Also let me say, in all honesty even if they were loaded I would still be the same way…I would still have a hard time letting them spend money on me. I wonder why that is-where that mentality came from…..
Well what came next kinda rocked my world. I get this big long text about what a slap in the face it is when I don’t let people do things for me. Things that *I* taught them how to do. That I taught her how to cook, how to give to people, how to do nice things for people so why won’t I let her use those parts of her heart.
It spiraled into so much more. Things like when her husband tells her she’s beautiful she half heartedly says thanks in a grumbly kind of way-In a way that tells him she doesn’t believe him. Ouch….. I taught her that! That someday she may have a daughter and when she tells her daughter she is beautiful she may say “No I’m not…you don’t think you are so I’m not either” She told me that her daughter will not only be watching her mommy but will also have her eyes on her grandma and I better get it together.
It all comes back with the fact that I should be proud of who she is and how I raised her not discouraging her. She also reminded me that she witnessed many times that we did for others and gave when money was tight and we made it out just fine. She hit me with one last …”You are robbing me of my blessing by not accepting what im trying to do for you” Oh and to just suck it up and say thank you. Haha! She’s all mine!
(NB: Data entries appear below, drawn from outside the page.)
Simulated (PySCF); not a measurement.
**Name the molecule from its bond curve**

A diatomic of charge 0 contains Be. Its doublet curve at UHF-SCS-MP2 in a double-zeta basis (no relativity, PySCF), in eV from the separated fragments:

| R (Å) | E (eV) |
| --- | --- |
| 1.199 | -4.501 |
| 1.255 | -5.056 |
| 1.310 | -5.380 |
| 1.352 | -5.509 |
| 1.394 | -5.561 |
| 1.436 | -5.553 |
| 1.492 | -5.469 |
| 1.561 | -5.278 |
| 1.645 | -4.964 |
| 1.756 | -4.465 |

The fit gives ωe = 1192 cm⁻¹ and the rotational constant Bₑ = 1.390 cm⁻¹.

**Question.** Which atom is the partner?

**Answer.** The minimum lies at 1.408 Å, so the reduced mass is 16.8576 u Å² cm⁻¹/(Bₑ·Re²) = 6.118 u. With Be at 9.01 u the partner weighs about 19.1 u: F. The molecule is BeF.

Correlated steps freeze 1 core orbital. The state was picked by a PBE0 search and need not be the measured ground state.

Well, I sucked it up (the best I could) and had to sit in the kitchen and watch my pregnant little daughter stand there and make me dinner. Make all of us dinner. It was FANTASTIC and I appreciate it so, so much! It was so hard to sit there and not help! It’s just in my nature to help-I also was not raised to just sit back and let everyone else do the work. I always got up and helped clear a table, prepare a meal or do the dishes so to take this one day and sit there was hard for me.
The food was great! It was great to have both my kids together-to have them get along! It was perfect! I love them so much! I’m so thankful! I appreciate them so much! And yes I’m even thankful that (when needed) they can help me along just as I’ve tried to do for them. You never get to be done being a parent but at some point in life your kids grow up and can help you too!